Point of View: Relationships make life complicated but are worth the effort

By Amy Heard
Copy Editor

There are so many different kinds of relationships one has to master. There is the parent-child relationship that seems to take at least 18 years to figure out, and the sibling relationship that changes incredibly rapidly as time passes. There’s the boyfriend-girlfriend dynamic that looks different in every couple, and the boss-employee relationship that can either be dreadful or great, depending on your efforts as a worker and the personality of your superior. For students, there’s the always confusing professor-student relationship that depends entirely on how high on the food chain the particular professor considers undergraduate students to be.

On top of all these pairs, the average person has to deal with neighbors, co-workers, in-laws, acquaintances, friends of friends whose names you should know but don’t and those people who just grate on your nerves.

More daunting than the number of relationships one must juggle is the frequency with which they change. With new classes come new classmates; with new jobs come new bosses. Boyfriends come and go and professors change every semester.

Even if the people in your life stay the same, there’s no guarantee your relationship with them is secure.

In my experience, there are three main saboteurs of relationships.

The first (and what generally gets me) is language. Words taken out of context or blown out of proportion ruin friendships 10 times faster than they are formed. Though I have gotten better as I’ve gotten older, I still get myself in trouble with what I say. It is incredibly easy to underestimate the impact careless talking can have. I have been learning this lesson the hard way since middle school, but it is still incredibly easy to assume you are on strong enough ground to crack the joke that ends the friendship.

The second divider is the introduction of new relationships. A new boyfriend sucks away all the attention you used to get. Some random girl in your best friend’s economic class suggests a study date and all of a sudden they’re besties.

When I left for college, I knew friendships would change, but it’s still almost uncomfortable to watch your former best friends form entirely new lives in which you have no part. It’s even more frustrating to fight to make new bonds in college, then watch them melt away when you move out of the dorms, or join a different sorority than your roommate.
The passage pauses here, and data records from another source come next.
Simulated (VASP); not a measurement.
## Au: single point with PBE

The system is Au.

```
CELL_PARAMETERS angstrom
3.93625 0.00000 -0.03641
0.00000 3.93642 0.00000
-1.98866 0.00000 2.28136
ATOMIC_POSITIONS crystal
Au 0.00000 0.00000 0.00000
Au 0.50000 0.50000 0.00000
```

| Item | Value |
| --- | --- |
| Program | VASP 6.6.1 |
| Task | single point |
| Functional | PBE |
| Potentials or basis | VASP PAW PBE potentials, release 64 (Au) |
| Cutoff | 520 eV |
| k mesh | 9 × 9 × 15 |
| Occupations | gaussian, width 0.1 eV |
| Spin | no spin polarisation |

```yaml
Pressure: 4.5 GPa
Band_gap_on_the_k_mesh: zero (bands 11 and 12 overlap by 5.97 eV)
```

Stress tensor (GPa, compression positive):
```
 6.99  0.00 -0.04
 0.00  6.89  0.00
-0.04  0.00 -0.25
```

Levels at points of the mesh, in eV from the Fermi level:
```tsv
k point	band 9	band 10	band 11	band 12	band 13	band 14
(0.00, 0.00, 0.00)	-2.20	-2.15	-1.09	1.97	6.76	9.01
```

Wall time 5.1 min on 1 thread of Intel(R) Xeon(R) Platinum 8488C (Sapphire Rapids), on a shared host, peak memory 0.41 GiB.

The third saboteur is perhaps the most insidious. It happens with the people you actually intended to stay close to. At first you talk on the phone, text pretty frequently, and see each other whenever you’re in the same town. As time goes on though, the phone calls stop, the texts become increasingly infrequent and hanging out in person would probably be awkward. Every once in a while something will happen that makes you think of the long-lost friend, and you might even venture a text, but the relationship is so far gone it can probably never be revived.

Even more deadly than these three processes is their combination.

A misplaced word coupled with a reduction in communication invariably leads to the loss of a friend. A friend with a new relationship might be especially sensitive to comments about her new boo. In a world increasingly ruled by “social” media, it seems harder than ever to maintain true friendships.

So despite the danger of being the pot that called the kettle black, I encourage you to force a censor between your mind and mouth. Don’t forget what it feels like to be in the throes of a new relationship, and forgive your friends who forget you exist for those two weeks.

Most importantly, no matter how busy you get, remember those friends that have always been there for you. Texts are easy to send, and maintaining relationships is markedly easier than rebuilding or forging new ones.

Amy Heard is a junior English major from San Antonio.